The parent company of visual effects studio Digital Domain is aiming to raise $115 million in a stock offering.
Digital Domain Media Group, which comprises several ventures including the Digital Domain vfx studio, filed for an IPO on Monday.
Company’s Monday S-1 filing with the Security & Exchange Commission lays out an ambitious plan for DDMG that includes reducing the importance of the service vfx biz in favor of co-productions where DD would own some profit participation in movies, especially ones on which it does vfx work; the creation of an animation studio, Tradition Studios, in Florida, to make family-friendly comedies; building the 3D content business, which DD entered when it acquired In-Three in 2010; and building up affiliated digital production house Mothership in commercials.
Plans also call for the establishment of a for-profit education business, Digital Domain Institute, which will be affiliated with Florida State U. FSU would award four-year degrees to students who complete the DDI curriculum.
Filing said DDMG has contracted for $135 million in government stimulus financing, including land grants and $20 million in tax incentives, much of it from the state of Florida and local governments in Florida.
Digital Domain, the visual effects studio headquartered in Venice, Calif., recently took over Imagemovers Digital’s Playa del Rey motion-capture facility. DD also acquired much of the computers and other hardware from Imagemovers Digital’s now-shuttered HQ in Novato, Calif., and will use the hardware for its Florida animation facility, skedded to open later this year.
Filing says DD paid $8.5 million for “property and equipment,” suggesting it acquired the gear at a bargain price.
Digital Domain was formed in 1993 by James Cameron, Stan Winston and Scott Ross. Private investment firm Wyndcrest Holdings acquired the vfx studio in 2006, and Michael Bay took a stake in the company as well. DDMG is the new moniker for the former Wyndcrest DD Florida.

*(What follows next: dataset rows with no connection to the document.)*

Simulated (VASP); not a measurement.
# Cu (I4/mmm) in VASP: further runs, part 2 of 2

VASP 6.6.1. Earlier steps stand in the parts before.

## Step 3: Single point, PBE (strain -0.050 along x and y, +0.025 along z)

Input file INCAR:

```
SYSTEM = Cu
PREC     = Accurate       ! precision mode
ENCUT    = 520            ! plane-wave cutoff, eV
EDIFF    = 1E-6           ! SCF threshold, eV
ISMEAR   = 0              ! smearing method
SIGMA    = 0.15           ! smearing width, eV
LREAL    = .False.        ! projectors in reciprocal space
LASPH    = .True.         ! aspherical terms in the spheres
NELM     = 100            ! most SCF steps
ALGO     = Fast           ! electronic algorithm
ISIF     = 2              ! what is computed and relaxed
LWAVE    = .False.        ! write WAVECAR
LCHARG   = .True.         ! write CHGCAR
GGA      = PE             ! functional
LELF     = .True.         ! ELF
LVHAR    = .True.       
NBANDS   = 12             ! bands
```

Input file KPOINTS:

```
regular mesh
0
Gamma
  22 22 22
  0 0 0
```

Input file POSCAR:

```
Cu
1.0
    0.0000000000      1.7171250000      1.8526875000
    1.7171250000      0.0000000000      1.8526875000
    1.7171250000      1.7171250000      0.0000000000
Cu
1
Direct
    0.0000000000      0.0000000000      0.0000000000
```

Wyndcrest tried to take DD public in late 2007. The IPO was withdrawn but the SEC filings revealed that DD had not made money in over a decade. This week’s filing also concedes the company has a history of losses but attributes the 2010 loss to startup costs associated with the Florida expansion. It shows $43 million in cash holdings and operating income of $17.1 million from the vfx business.
Besides its Venice HQ and Playa del Rey facility, DD has branches in San Francisco, Vancouver and Port St. Lucie, Fla. Company’s recent credits include “Tron: Legacy,” “X-Men: First Class” and “Real Steel.”